What is it that you mean by "random noise," perhaps you are referring to causes without effects or effects without causes?
Qualiative and mynym: what are you guys, some kind of dolts?
I would think that a charlatan would prefer dolts. But thinking, would that be natural or "artificial"....I wonder, who is it that said that flies eyes are designed to see by thinking cellular processes, anyway? If no one thought that, then why are you taking the time to try to prove that flies eyes are organized by unthinking processes and the like?
mynym · 21 March 2006
They always get back to this one too, like the lumbering class bully who picks on the "brainiacs."
You read too much into my metaphoric fun. But it may well be that "community" forms a bit too tightly given the psychological dynamics involved, then the Herd all runs together. At any rate, my historical narratives that seek to reduce organisms to a supposed history are at least as likely as the little narratives typical to Darwinism.
The green haze of jealousy hovers over every ID nut who wants to bring them smart scientists down a notch.
So you are saying that scientists are intelligent, which is not always case, but for the sake of argument how would we go about detecting scientific intelligence in scientific ways?
PZ Myers · 21 March 2006
mynym · 21 March 2006
I never did get an answer to my question of why the ID/C folks here never acknowledge each other.
Often those opposing Darwinism seem to tend to the opposite psychological dynamics of the urge to merge, running with the herd, communalizing with the scientific community, etc. So expect the iconoclastic tendency, the curmudgeons, etc.
As far as I'm concerned it's all in good fun. You have to make fun to have fun.
See, I'll say hello to Qualiative. Yeah, hi there...out gathering fertilizer, I see.
Note:I was being facetious here. PZ will, in all likelihood, be ranting until the day he days.

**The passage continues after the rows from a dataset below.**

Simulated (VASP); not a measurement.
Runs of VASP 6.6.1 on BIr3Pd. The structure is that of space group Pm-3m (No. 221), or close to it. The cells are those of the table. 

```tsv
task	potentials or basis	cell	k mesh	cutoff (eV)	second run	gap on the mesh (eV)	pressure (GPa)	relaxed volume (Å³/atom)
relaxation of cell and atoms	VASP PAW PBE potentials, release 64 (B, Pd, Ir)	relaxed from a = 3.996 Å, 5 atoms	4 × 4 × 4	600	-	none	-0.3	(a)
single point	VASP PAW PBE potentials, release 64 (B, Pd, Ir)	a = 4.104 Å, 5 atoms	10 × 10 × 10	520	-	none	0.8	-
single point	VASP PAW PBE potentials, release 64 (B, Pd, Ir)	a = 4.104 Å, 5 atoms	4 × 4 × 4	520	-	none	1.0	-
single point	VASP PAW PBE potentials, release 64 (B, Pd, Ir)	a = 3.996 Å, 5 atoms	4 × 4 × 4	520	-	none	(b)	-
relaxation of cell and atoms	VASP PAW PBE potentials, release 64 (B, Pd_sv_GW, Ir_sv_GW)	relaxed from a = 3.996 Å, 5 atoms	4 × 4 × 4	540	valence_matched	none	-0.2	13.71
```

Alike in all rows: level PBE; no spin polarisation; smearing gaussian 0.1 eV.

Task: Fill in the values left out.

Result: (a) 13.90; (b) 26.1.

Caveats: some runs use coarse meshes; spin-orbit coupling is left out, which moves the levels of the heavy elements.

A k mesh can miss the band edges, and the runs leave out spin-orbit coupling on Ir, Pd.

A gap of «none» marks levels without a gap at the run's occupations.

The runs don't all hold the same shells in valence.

I know you meant on the day he dies and his own unthinking cellular processes recede into molecules, back into the womb of Mommy Nature again, finally, to be natural!
I would have added that he's metaphorically dead in the head already.
BWE · 21 March 2006
Arden Chatfield · 21 March 2006
mynym · 21 March 2006
Silly fellow.
Oh just give me a chance, you seem to have plenty, after all...although I suppose I can always select to take a chance to have a chance. When cellular processes begin to think that they are thinking then in this craaazy way that they sometimes do, then perhaps I will have a chance.
It is chance as determined operationally...
What do you suppose the chances are that your operational determination of the chances has nothing to do with defining chance in such a way that it can be opposed to design?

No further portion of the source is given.